Salton Sea earthquakes warning for the Big One in California, hydropolitics

Salton Sea's beautiful shores on a sunny afternoon. Once a popular oasis or beach resort town in 1950s, today it is a surreal ghost town that is rarely visited except by curious travellers. Salton Sea is featured in the epic abandoned travel opus Atlas Oscura.
 
Recent visitor to Salton Sea. Photo from Mentalfloss. The sea once irrigated adjacent farmlands that have since dried up. The sea itself is polluted with petroleum and its once existing sea life vanished.
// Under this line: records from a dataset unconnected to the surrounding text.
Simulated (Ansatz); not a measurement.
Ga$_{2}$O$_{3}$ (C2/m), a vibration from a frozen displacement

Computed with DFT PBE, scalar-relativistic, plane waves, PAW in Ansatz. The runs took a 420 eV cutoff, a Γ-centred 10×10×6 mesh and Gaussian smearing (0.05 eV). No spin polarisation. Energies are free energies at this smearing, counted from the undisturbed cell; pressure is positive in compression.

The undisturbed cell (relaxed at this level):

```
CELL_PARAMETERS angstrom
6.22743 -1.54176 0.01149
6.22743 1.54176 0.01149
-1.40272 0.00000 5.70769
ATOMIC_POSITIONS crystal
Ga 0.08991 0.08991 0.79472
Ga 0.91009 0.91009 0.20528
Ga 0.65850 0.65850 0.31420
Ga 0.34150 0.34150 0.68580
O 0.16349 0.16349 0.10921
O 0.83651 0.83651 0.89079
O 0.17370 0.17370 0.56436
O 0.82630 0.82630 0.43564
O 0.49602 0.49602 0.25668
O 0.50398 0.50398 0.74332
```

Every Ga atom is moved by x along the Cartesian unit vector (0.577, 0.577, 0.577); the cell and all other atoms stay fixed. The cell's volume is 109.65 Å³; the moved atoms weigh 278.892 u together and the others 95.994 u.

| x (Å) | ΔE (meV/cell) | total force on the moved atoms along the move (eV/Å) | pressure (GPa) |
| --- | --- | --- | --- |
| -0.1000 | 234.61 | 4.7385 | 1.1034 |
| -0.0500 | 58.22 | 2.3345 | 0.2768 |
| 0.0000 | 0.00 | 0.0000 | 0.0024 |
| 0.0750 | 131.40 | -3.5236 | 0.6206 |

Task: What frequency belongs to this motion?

The Salton Sea in Southern California, East of San Diego not far from the U.S.-Mexico border has been experiencing several mini earthquakes over the past months. Quakes in Salton Sea are not uncommon. The sea seats on the San Andres Fault as the majority of the state and important cities in California also sit on the fault. California is part of the Pacific Ocean's Ring of Fire. The frequency of the sea's continual quakes are unusual. Seismologists have been warning for years that California is long overdue for the Big One. The Big One being a massive earthquake that could dwarf the 1906 Earthquake and Loma Prieta Earthquake in 1989. As a sign of Mother Nature's dark humour, the current wildfires in Santa Cruz area has occurred in the nearby Loma Prieta Mountains where the 1989 earthquake received its name. If or when the Big One occurs, it is expected to destroy hundreds of lives, lead to environmental contamination and billions of dollars worth of infrastructure. The affected cities would be San Diego, Palm Springs, aftershocks hitting towns as far away as Bakersfield in the Central Valley and San Luis Obisopo not far from Cal Poly Institute near Santa Barbara and smaller towns including Salton Sea's own Bombay Beach. Ignored by the national media but noticed by local media especially in the Los Angeles, Coachella area, the Salton Sea quakes have many residents worried. Earthquakes are still the only natural disasters scientists can not predict. The mini quakes are at least the first time that Mother Nature might be using her own red flag warning to give the state a "heads up" if the San Andres Fault gives way to a 9.5 quake (figuratively speaking) and its equally destructive aftershocks. Generally, the aftershocks are often deadlier than the actual earthquake as been proven in Haiti, Chile, Mexico, Nepal, Italy and Turkey.


Salton Sea in the 1950s with beach goers at a boat launch. Today, the Salton Sea's abandoned landscape hardly resembles its former self.

1989 Loma Prieta Earthquake that struck the Bay Area, San Francisco-Oakland



The Salton Sea in Californian desert is an inland sea that has witnessed the changing climate for half a century. In the 1950s, the shores of the Salton Sea was a desert oasis resort frequented by vacationers from nearby towns and cities in the Coachella Valley and Imperial County. Today, the shores of the Salton Sea are pretty much a ghost town. and many 60 year old +abandoned buildings and vans that can still be seen by curious travellers and extreme thrill seekers.